# Feature exploration and dataset preparation
---
In this kernel we're going to explore and prepare the data that will be used in our models:

1. Explore the dataset and look at some of the most important features with the help of some of the notebooks in Kaggle
2. Data cleaning, remove unused features, replace null values and outliers
3. Standarize

# Imports

In [None]:
import numpy as np
import pandas as pd
import matplotlib.pyplot as plt
from matplotlib.ticker import PercentFormatter
import seaborn as sns
from sklearn.preprocessing import StandardScaler

# load the train and test data files
train = pd.read_csv("../input/santander-customer-satisfaction/train.csv", index_col=0)
test = pd.read_csv("../input/santander-customer-satisfaction/test.csv", index_col=0)

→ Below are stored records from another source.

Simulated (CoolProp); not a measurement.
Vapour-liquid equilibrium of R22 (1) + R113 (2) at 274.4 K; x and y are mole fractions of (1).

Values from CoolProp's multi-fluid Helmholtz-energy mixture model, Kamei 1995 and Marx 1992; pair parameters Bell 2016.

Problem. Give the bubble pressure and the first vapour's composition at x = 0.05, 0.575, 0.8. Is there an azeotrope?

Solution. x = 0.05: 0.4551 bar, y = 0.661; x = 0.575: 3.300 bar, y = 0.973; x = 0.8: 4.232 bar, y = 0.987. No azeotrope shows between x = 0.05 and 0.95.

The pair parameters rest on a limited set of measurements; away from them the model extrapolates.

# 1. Initial exploration and feature analysis

In [None]:
print(train.shape)
print(test.shape)

Our training dataset has 370 features. The test dataset will be used to submit the predictions to the Kaggle competition. We'll split our training dataset in training data and test data to train and validate our models.

Note that according to the description of the dataset in the Kaggle competition, the TARGET variable determines if the customer is satisfied (0) or not (1). We'll look into the target feature in more detail later on.

Now we're going to have a look at our training dataset and the name and data type of our features:

In [None]:
train.head()

In [None]:
train.describe()

It looks like most of the features are numerical, let's have a look at all the column names to see if they follow any naming convention:

In [None]:
train.columns.values

After a first look, we can see three big groups of features:

1. Features starting with **imp_**, **num_**, **saldo_**: Probably from *importe* (amount), *numerico* (numerical), and *saldo* (balance). Should be numerical.
2. Features starting with **delta_imp_**, **delta_num_**: A feature linked and probably calculated based on the previous features. Should be numerical.
3. Features starting with **ind_**: Looks like an index (probably categorical). Should be 1/0.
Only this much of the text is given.